When Tunisia’s authorities announced that a stream
of young women had been leaving their homes to
provide sexual services to Islamist militants in
Tunisia and Syria, the statement was greeted with
both shock and scepticism. The BBC’s Ahmed Maher
went to Tunisia to investigate the reports.
For months, there have been rumours about what the
world’s media have dubbed a “sexual jihad”, but the
scope of the practice and its possible links to the
conflict in Syria have been shrouded in mystery.

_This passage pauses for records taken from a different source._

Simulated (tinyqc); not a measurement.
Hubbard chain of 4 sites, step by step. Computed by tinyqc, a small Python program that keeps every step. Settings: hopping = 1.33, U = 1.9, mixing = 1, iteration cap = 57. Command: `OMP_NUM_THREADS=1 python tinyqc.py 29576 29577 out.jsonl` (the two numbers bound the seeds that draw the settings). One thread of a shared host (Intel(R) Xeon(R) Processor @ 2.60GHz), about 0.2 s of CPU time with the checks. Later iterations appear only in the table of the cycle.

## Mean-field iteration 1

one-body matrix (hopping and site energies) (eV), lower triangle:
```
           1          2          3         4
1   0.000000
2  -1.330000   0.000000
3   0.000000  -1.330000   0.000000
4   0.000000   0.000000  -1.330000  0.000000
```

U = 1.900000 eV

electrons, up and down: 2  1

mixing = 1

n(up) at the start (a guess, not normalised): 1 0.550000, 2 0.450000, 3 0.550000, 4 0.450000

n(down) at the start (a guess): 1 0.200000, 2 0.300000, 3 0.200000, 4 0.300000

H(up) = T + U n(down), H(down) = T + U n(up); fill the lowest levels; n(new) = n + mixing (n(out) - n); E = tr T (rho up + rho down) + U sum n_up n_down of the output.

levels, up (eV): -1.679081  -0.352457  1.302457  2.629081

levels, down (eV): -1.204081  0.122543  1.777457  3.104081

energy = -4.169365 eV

The story is rooted in the Jebel ech Chaambi
(Chaambi mountains) area of western central
Tunisia, on the border with Algeria.
This remote region has witnessed fierce battles
between the Tunisian army and militants linked to al-
Qaeda since December 2012.
The authorities say they have arrested a number of
girls and women in cities around Chaambi, whom
they accuse of having sex with battle-weary militants
as part of a campaign to improve morale.
The official statements were met with scepticism
from Tunisians and shock from the families of the
detained girls.
I met the family of one of those girls in the city of
Kasreen, a four-hour drive west of the capital, Tunis,
near Chaambi.
Her mother says the 17-year-old is among 19 women
and girls arrested in the past two months in this city
alone.
She believes her daughter is innocent. And she is
especially worried as she says her daughter has
“mental health problems” and is being detained with
adults, despite being a minor.
“She has never been to the Chaambi mountains.
These are false accusations. She was religious and
went to mosque,” the mother told me. She requested
anonymity because “this is a sensitive issue in our
conservative city.”
“She wore the full-body veil – we say it’s a sign of
chastity, not extremism.”
‘Brainwashed’
The mother says that her daughter used to go to al-
Tawba mosque where she was arrested.
“She might have been brainwashed by extremists, I
don’t know. But I urge the interior minister to release
her, as she is minor and goes into convulsions.”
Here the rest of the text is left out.